Figure \@ref(fig:sizecoveragealphabeta) compares the estimate of $\alpha_0+\beta_0$ in each replication to the resulting credible interval coverage. When $\alpha_0+\beta_0$ is underestimated relative to the true value (the vertical dotted line), the credible intervals tend to be too conservative and include the true value more than 95% of the time, and when $\alpha_0+\beta_0$ is underestimated the intervals are too narrow.

We notice in particular the one replication of $n=30$ where $\alpha_0+\beta_0$ was dramatically overestimated, which resulted in only 1/3 of credible intervals containing the true value. This is the risk of empirical Bayes estimation for low sample sizes: we might estimate a very poor prior, and then treat it as though we're certain of its value. 

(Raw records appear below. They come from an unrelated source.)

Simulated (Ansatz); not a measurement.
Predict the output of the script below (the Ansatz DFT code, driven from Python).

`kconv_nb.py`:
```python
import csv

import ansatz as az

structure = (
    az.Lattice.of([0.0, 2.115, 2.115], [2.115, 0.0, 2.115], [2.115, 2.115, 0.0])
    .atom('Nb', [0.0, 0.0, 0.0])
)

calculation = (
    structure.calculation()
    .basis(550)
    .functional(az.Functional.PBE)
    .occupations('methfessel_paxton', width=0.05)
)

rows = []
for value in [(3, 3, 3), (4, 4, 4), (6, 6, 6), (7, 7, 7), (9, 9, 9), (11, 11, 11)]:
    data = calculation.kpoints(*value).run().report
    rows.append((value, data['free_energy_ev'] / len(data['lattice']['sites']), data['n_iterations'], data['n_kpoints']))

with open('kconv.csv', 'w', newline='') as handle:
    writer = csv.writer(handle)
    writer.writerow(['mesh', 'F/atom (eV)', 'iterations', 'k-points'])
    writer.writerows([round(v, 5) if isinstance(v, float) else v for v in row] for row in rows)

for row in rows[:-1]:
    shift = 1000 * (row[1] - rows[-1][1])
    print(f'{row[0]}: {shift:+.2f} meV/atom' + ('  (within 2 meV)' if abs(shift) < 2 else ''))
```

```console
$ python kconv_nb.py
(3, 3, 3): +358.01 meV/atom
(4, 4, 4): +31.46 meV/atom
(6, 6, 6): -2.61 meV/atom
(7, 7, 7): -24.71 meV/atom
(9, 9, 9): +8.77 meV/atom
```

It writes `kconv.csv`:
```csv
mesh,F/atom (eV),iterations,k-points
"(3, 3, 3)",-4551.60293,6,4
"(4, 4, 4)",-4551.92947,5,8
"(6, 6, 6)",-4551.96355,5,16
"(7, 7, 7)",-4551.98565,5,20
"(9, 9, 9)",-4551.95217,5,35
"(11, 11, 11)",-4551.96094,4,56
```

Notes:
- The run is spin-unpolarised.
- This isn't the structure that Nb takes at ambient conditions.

This trend holds true across all sample sizes (as can be seen by the best-fit lines in blue), but it is trivial in sample sizes like 10,000, where coverage probabilities range from 94.5% to 95.5%. This is because the initial estimates of $\alpha_0$ and $\beta_0$ were generally accurate, as we'd also seen in Figure \@ref(fig:varyingsizeparamsplot). Still, this shows how our accuracy in estimating the prior can affect the performance of the rest of our methods.

This chapter shows just a few examples of simulations we could perform. What if each player had half as many at-bats? What if we varied the algorithm used to estimate our hyperparameters, using the (much faster) [method of moments](http://stats.stackexchange.com/questions/12232/calculating-the-parameters-of-a-beta-distribution-using-the-mean-and-variance) to compute the beta prior, rather than maximum likelihod? I encourage you to explore other simulations you might be interested in.

## Conclusion: "I have only proved it correct, not simulated it"

Computer scientist Donald Knuth has a [famous quote](https://staff.fnwi.uva.nl/p.vanemdeboas/knuthnote.pdf): **"Beware of bugs in the above code; I have only proved it correct, not tried it."** I feel the same way about statistical methods.

When I look at mathematical papers about statistical methods, the text tends to look something like:

> Smith et al (2008) proved several asymptotic properties of empirical Bayes estimators of the exponential family under regularity assumptions i, ii, and iii. We extend this to prove the estimator of Jones et al (2001) is inadmissable, in the case that $\hat{\theta}(x)$ is an unbiased estimator and $g(y)$ is convex...

This kind of paper is an important part of the field, but it does almost nothing for me. I'm not particularly good at manipulating equations, and I get rustier every year out of grad school. If I'm considering applying a statistical method to a dataset, papers and proofs like this won't help me judge whether it will work. ("Oh- I should have known that my data didn't follow regularity assumption ii!") What does help me is the approach we've used here, where I can see for myself just how accurate the method tends to be.

For example, I recently found myself working on a problem of logistic regression that I suspected had mislabeled outcomes (some zeroes turned to ones, and vice versa), and read up on [some robust logistic regression methods](https://www.jstor.org/stable/2345763?seq=1#page_scan_tab_contents), implemented in the [robust package](https://cran.r-project.org/web/packages/robust/robust.pdf). But I wasn't sure they would be effective on my data, so I [did some random simulation](http://rpubs.com/dgrtwo/235656) of mislabeled outcomes and applied the method. The method didn't work as well as I needed it to, which saved me from applying it to my data and thinking I'd solved the problem.

For this reason, no matter how much math and proofs there are that show a method is reliable, I really only feel comfortable with a method once I've worked with it simulated data. It's also a great way to teach myself about the statistical method. I hope in these simulation chapters, and indeed throughout this book, that you have found my approaches to concrete examples and simulation as useful as I have.